Snowing In Greenwich Village by John Updike, 1956
The magic trick:
Selectively editorializing specific parts of the story to subtly shape the reader’s view of the situation
“Snowing In Greenwich Village” is one of the best Updike stories I’ve read. It captures something he’s very good at. He zooms in his narrative editorializing very keenly in certain places but ultimately leaves assessment of the overall situation to the reader.
Let me explain as that pertains to this story.
Here, we have a young couple welcoming a friend to their apartment one snowy evening. The three of them talk. The story’s told from the point of view of the man. He gives us plenty of editorializing about the scene and especially his wife and her friend’s habits. He is particularly analytical when it comes to the way the friend talks and how she tells stories. This is the editorial zoom I referenced before.
OK, but as the story goes on, the scene shifts. The man and the friend are walking home alone and his editorial analysis recedes. The situation is getting complicated and vague. But the narrative interpretation is gone. It’s now on the reader to figure out what is happening and what the implications might be.
Controlling that push and pull – how much the narrator analyzes for the reader – is probably crucial to making any story work.

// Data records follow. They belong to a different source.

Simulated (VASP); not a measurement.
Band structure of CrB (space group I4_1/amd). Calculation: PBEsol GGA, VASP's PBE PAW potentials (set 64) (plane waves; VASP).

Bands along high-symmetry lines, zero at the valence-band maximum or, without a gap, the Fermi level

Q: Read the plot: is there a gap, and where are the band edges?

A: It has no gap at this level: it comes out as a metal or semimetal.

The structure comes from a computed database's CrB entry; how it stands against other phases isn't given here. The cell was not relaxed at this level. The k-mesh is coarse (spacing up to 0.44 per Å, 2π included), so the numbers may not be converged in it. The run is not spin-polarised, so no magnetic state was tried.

It’s masterfully done here.
And that’s quite a trick on Updike’s part.
The selection:
The Maples laughed, less at the words themselves than at the way Rebecca had evoked the full situation by conveying, in her understated imitation, both her escort’s flamboyant attitude and her own undemonstrative nature. They could see her standing by the taxi door, gazing with no expression as her escort bent lower and lower, seized by his own joke, his fingers writhing demoniacally as he felt horns sprout from his scalp, flames lick his ankles, and his feet shrivel into scarlet hoofs. Rebecca’s gift, Richard realized, was not that of having odd things happen to her but that of representing, through the implicit contrast with her own sane calm, all things touching her as odd. This evening, too, might appear grotesque in her retelling: “Six policemen on horses galloped by, and she cried ‘It’s snowing!’ and hugged him. He kept telling her how sick she was and filling us full of sherry.”